At this point, you have created the reformulated vis_df, which we created to draw Figure 10.1. The following screenshot shows vis_df:
Now that we have vis_df, all that remains is to represent the information in vis_df in the form of a bar chart. The following subsection shows how this is done.
Figure 10.4 and Figure 10.1 are essentially presenting the same information. While Figure 10.4 (vis_df) uses a table to present the information, Figure 10.1 used a bar chart. In other words, we have almost made it and we need to perform one more step to create the requested visualization.
The following code block shows the code that creates the visualization shown in Figure 10.1. Pay attention before running the following code as you must import the matplotlib.pyplot module first. You can use import matplotlib.pyplot as plt to do this:
column_order = vis_df.sum().sort_values(ascending=False).index
row_order = speech_df.sort_values('Date').Y_M.unique()
vis_df[column_order].loc[row_order].plot.bar(figsize=(10,4))
plt.legend(['vote','tax','campaign','economy'],ncol=2)
plt.xlabel('Year_Month')
plt.ylabel('Average Word Frequency')
plt.show()
The preceding code creates two lists: column_order and row_order. As their names suggest, these lists are the order in which the columns and rows will be shown on the visual. The column_order is the list of words based on the summation of their occurrence ratio, while row_order is the list of Y_M based on their natural order in the calendar.

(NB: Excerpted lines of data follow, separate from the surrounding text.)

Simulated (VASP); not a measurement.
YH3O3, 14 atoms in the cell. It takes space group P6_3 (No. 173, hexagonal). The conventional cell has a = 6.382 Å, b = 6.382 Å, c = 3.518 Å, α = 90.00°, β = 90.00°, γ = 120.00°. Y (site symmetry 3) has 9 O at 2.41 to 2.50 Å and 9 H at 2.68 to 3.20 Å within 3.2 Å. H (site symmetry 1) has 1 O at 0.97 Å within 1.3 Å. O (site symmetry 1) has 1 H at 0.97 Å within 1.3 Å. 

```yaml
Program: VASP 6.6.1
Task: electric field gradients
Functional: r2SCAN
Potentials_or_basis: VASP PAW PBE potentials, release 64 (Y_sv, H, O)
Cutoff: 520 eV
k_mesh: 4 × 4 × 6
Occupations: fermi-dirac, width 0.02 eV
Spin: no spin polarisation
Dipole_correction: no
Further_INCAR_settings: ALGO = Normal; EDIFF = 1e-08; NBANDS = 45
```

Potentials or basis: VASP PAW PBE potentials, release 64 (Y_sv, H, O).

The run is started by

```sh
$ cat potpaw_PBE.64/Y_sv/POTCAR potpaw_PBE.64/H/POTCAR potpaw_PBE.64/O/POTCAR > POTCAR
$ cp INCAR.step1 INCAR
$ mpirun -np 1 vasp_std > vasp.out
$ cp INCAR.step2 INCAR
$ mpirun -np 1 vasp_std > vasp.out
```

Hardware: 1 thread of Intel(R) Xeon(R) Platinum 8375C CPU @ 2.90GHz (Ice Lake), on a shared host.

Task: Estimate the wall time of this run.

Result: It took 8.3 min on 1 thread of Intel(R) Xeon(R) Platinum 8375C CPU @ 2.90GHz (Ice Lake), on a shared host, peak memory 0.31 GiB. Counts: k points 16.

In this example, we learned about different techniques for level II data cleaning; we learned how to unpack columns and reformulate the data for the analytics tools and goals. The next example will cover data preprocessing to restructure the dataset.
What's the difference between restructuring and reformulating a dataset? We tend to use reformulate when the definition of data objects needs to change for the new dataset. In contrast, we use restructure when the table structure does not support our analytic goals or tools, and we have to use alternative structures such as a dictionary. In this example, we change the definition of a data object from one Donald Trump speech to Donald Trump's speeches in a month so we called this a dataset reformulation.
Here, we are being introduced to the new materials while immersing ourselves in examples. In this example, we learned about unpacking columns and reformulating the table. In the next example, we will be exposed to a situation that requires restructuring the table.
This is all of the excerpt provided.